The financial watchdog rapped Finland's biggest bank over monitoring of possible money laundering and terror financing.

Finland's leading bank is majority-owned by the largest retail chain. Image: Nina Kaverinen / S-pankki
Yle News

The Finnish Financial Supervisory Authority (also known as FIN-FSA or Fiva) has fined S-Bank 980,000 euros over negligence in its customer oversight, also known as 'know your customer' (KYC) procedures. They are aimed at blocking financial institutions from being used to launder ill-gotten money or to fund terror groups.

S-Bank's "risk-based approach has not been sufficiently comprehensive to meet the requirements of the Act on Detecting and Preventing Money Laundering and Terrorist Financing nor had it obtained adequate customer due diligence data", the watchdog said on Wednesday. Fiva also found problems with the bank's IT systems and processes.

Biggest bank owned by biggest retailer

S-Bank has Finland's largest number of customers, more than three million. It is mostly owned by the S Group, the country's biggest retailer.

Fiva also issued a warning to an S-Bank subsidiary, FIM Asset Management, for insufficient KYC data on its customers.

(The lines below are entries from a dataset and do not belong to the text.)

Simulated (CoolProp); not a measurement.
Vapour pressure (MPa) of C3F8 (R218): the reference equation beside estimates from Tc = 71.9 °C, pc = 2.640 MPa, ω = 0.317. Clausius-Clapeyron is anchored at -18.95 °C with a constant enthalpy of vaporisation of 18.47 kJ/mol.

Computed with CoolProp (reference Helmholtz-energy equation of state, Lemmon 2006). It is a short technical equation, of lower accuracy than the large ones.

However the FIN-FSA added that it "has no reason to suspect that money laundering offences referred to in the Criminal Code have been committed" in the operations of S-Bank or FIM Asset Management.

S-Bank: Bonus collectors unlikely to be money launderers

Jussi Sokka, the bank's vice president for legal, compliance and risk issues, said that the lender takes the matter very seriously.

"Although we do not entirely agree with the Financial Supervisory Authority, we accept the decision. From our point of view, for instance, those customers who have accounts at S-Bank merely in order to collect [S Group retail] bonus points pose a significantly lower risk of money laundering," he said in a statement on Wednesday.

Sokka told Yle that S-Bank tracks its customers' payment behaviour through various channels, including the S bonus system, as part of its KYC procedures.

Nordea and other banks operating in Finland have been accused of turning a blind eye to money laundering.